The play has been and continues to be difficult to deal with because of the issues it touches - family violence, alcoholism, and worse. Sometimes I wonder why I wrote it since ironically I haven't directly experienced anything in the play. Then again, I've listened to many accounts and worked closely with several people that have had direct experience. I want the final result to honor their suffering, and start conversations on how to spare future generations the same.

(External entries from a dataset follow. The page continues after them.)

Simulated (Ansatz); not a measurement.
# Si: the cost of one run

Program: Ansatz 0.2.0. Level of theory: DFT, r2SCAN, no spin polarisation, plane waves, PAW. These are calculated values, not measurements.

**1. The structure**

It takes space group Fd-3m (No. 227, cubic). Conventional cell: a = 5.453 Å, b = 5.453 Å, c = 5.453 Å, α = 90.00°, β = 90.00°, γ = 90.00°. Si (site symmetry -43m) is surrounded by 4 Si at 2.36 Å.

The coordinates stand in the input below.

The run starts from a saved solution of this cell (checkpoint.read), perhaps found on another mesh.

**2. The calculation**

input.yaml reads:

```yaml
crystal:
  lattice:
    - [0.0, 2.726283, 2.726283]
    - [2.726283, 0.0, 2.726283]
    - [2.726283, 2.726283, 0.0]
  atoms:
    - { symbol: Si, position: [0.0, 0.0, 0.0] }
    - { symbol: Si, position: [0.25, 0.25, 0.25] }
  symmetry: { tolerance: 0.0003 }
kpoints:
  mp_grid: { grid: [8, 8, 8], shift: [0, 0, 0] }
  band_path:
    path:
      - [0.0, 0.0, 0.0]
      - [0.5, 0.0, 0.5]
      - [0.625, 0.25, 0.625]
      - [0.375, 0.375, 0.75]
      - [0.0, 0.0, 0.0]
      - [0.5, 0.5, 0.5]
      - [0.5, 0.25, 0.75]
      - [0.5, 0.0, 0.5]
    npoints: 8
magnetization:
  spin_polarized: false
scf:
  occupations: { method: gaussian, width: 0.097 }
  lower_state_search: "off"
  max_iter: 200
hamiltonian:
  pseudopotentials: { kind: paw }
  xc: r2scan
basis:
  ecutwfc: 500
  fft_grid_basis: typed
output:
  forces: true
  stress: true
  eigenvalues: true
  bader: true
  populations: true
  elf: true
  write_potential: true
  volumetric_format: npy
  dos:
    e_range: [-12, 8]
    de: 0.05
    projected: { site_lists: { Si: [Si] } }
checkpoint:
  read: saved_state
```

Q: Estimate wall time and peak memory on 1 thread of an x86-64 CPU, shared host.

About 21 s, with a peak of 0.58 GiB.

Unusually for a play, I've chosen to open with a preface explaining some of these difficulties and the reasoning behind some of my choices - most significantly the fact the play is written in iambic pentameter except for the song lyrics. Major monologues are in sonnet form. Here is one of the exchanges from early in the play between the main character, Catherine, and her mother, Christine.
CATHERINE
No mom. We've had this argument before.
I'm sick of it. I don't want anymore.
I'm tired of fighting him or anyone.
I mean, it’s my life isn't it? I'm done
With it. I don't want any more of it.
I want to run away but can't do it.
I'm just through with questions. What good are they?
He's not always been like this. He'll stop this.
One day he’ll stop the drinking. I know this.
I have faith in him. I have to. I must.
If I let go, something inside will bust
To pieces. I must try. He's all I have.
There is no better man. He's all I have.
Besides, there are no answers anyway.

CHRISTINE
There are answers. The answers are fatal.
A part of you dies, the relationship dies,
or he loses all control and you die.
fear, Cat. I know fear. Fear, not love, is what
Drives you now. It's what drove me. I forgot
myself, lost myself somehow then. I tried
to keep what was already lost. I died.
That was my choice. The answers are fatal.
When you question everything about life -
even life. You die inside or the strife
kills the will, Makes you numb to all the pain.
Open your eyes Cat. There's nothing to gain.
I learned this. When Frank died I understood.
Don't repeat my mistake. Please. He's no good.


If you enjoy that, you'll likely enjoy the whole play. If you hated it, well the rest of the play is more of the same.